Los Angeles Clippers to Stay in LA Once Ballmer Takes Over?

May 30, 2014 08:17 AM EDT | Matt Mercuro

Former Microsoft Corp CEO Steve Ballmer has reached a deal to purchase the Los Angeles Clippers franchise for $2 billion.

A signed contract has been sent to the NBA for approval, said a person familiar with the situation, according to USA TODAY Sports.

An official representing Ballmer declined to comment on the news.

At least two other serious offers were made by seperate groups, according to USA Today.

One of the groups was led by media mogul David Geffen, who offered $1.6 billion and another from Los Angeles investors, who bid $1.2 billion.

The Clippers were put up for sale after the NBA banned current owner Donald Sterling for life over racist remarks he made during a conversation that was recorded and leaked to TMZ.com last month.

NBA owners still have to approve the sale, though Sterling doesn't have to sign off on the deal.

Last week, Sterling gave his wife Shelly written authority to sell the team.

Sterling and his wife each own 50 percent shares of the team, according to USA Today.

NBA Commission Adam Silver announced back on April 29 that he would try to force a sale of the Clippers after the conversation leaked.

In a 32-page response to the league, Sterling argued that his comments were made in a private conversation and illegally recorded under California law. He maintains he didn't break any NBA rules.

News of Ballmer's bid was first reported by the Los Angeles Times.

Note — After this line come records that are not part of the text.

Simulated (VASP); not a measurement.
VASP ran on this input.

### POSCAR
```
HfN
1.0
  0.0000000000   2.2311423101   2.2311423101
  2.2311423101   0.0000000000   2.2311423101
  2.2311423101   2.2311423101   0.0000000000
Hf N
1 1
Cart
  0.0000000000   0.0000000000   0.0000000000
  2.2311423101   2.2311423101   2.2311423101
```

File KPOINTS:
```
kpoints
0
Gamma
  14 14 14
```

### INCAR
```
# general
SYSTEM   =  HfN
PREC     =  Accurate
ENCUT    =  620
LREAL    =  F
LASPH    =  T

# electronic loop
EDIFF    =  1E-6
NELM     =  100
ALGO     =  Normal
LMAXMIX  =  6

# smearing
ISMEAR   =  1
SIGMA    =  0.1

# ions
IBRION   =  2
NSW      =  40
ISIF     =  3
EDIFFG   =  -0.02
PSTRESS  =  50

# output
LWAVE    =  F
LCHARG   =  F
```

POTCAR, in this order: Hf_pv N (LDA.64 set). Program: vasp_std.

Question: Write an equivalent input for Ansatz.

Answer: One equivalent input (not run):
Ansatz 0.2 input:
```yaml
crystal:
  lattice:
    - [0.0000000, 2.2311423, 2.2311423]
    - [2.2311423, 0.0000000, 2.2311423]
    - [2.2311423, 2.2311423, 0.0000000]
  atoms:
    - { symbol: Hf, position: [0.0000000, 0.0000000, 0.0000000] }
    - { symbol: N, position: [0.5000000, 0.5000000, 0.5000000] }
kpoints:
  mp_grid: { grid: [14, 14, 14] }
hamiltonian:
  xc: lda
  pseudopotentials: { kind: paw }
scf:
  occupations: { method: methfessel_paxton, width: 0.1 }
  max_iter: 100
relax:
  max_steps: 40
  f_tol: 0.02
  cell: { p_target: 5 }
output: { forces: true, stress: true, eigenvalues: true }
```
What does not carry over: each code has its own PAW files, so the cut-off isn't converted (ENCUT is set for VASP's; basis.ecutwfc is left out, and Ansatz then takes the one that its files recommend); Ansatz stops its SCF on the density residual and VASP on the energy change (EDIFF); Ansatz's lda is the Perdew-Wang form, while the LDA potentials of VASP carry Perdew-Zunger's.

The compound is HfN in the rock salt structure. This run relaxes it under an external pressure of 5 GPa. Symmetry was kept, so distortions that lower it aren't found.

The deal would be the second-most ever for a North American professional sports franchise. In 2012, the Los Angeles Dodgers were sold for $2.15 billion.

Ballmer, 58, was CEO of Microsoft from 2000 to 2014. In an interview earlier this month with The Wall-Street Journal, he said if he did obtain the Clippers he would not try to move the franchise from Los Angeles.

Bidders had to submit letters of interest by May 28, and firm offers were due by 5 p.m. on May 29, according to ESPN.